The Olivers had been with the Darlings when they visited the CES show in Las Vegas – the one that persuaded Codemasters to enter the Nintendo market. The Olivers’ reaction had been
the same – ‘bloody hell, there’s a massive market here!’ – but they had an
exclusive publisher. No matter how confident the Blitz team were
that they could match the quality of the most popular Nintendo software, Codemasters was their gatekeeper.

When the Game Genie drew Codemasters into a legal battlefield, its managerial and financial resources became stretched. Philip Oliver, used to seeing David and Richard Darling winding down in a
Leamington Spa pub most evenings, noticed that the brothers were socialising less frequently, and looking stressed and worried. The two companies were still in frequent contact – their
offices were close and Blitz games were still in production – but the Olivers couldn’t help but detect that the atmosphere around Codemasters had darkened.

Some way through the Darlings’ two-year legal fight, and when the Olivers’ expenditure on staff and offices had never been higher, Codemasters cancelled Blitz’s outstanding
games. It was catastrophic – the company had a trickle of royalties from its back catalogue, but the foundations of the business had disappeared. Their casual agreements now looked recklessly
insubstantial. ‘There was kind of no contract, that’s the thing,’ says Philip Oliver. ‘There were letters back and forth saying here’s the royalty rate.’

Blitz needed a new source of income, and quickly. The Darlings had previously introduced the Olivers to Jacqui Lyons, the agent who had represented Jez San and David Braben. ‘So we got on
the phone to her, and said, “We need to go and work for other people, can you help?”’ recalls Oliver. ‘And she was very good. She even lent us some money.’

Blitz became a developer for hire, and within a week Lyons had secured the team their first job, converting Argonaut’s PC game
Creature Shock
to consoles. Blitz continued to turn
around short-term commissions while working on its own properties, and became noted among publishers for fast, competent work. As its reputation grew, so did the size of its contractors. Blitz
entered discussions with MGM Interactive, Disney and Hasbro, companies with strong, marketable licences who were interested in Blitz for its craft. Controlling
timings and
costs was vital to managing their prestigious brands, and for a game of
Barbie
or
Action Man
, or a film tie-in, Blitz’s reliability was invaluable.

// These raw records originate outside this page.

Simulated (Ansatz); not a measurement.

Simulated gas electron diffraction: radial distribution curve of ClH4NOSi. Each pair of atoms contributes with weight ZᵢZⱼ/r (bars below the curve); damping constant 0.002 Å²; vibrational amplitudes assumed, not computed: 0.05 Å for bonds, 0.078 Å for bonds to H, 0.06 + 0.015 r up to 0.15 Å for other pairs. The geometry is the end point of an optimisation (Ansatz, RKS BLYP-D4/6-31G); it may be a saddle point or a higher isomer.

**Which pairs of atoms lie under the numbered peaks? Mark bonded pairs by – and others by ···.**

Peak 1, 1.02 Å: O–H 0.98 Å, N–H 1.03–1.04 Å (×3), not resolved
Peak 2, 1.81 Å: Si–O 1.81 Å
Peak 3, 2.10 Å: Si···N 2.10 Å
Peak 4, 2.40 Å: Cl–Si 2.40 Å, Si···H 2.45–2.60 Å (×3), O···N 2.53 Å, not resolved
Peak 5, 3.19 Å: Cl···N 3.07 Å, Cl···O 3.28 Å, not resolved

So the projects the Olivers worked on ballooned in scale. These were premium price games, published around the world, and their success depended on big teams and budgets counted in hundreds of
thousands, sometimes millions, of pounds. Blitz’s fee model changed entirely: having relied on royalties from Codemasters, it now demanded advances for commissioned projects, with monthly
milestone payments to smooth cashflow. Moreover, working for advances proved almost a necessity – the reality of the publisher-developer relationship was that royalties were rarely paid
unless the publisher needed something more from the developer. More often than not they had to be claimed under duress, or abandoned.

Philip Oliver tells a story of an American publisher that had commissioned Blitz as a licensee. ‘If there’s a royalty clause in the contract, you’ve got the right to go and
audit sales. So you basically say, “I want to audit you”, and they don’t respond.’ In this case, after repeated silences and prevarication, a date – six months ahead
– was set. And then, with accountants hired, Californian flights and hotels booked, the publisher announced that the employee responsible for royalties had resigned. Another meeting was
booked for three months later, and once again the publisher cried off, with an identical excuse. It was transparently a ruse. ‘It took us over two years to get into the building,’ says
Oliver. ‘They had gone bust by that time, and we gave up.’

And royalty payments are only one of many ways that publishers could strong-arm developers. Fees could be swallowed by discounts, markdowns and returns; exchange rates were chosen to favour the
publisher’s own currency flows; costs were passed on to the developer, while savings were retained. It varied with the publisher and with the contract, and developers quickly formed opinions
about the companies, and their management.

‘Some of the people who run publishers are not in it to make games, to make good experiences. They’re in it to make money for
themselves, or their
shareholders,’ says Philip Oliver ruefully. ‘I remember David Darling saying, “Let’s not fight about how big the wedges of the cake are, let’s make the cake bigger
together.” I like that philosophy. But there would be some people who would go, “I want the cake to be smaller, I just want all of it.”’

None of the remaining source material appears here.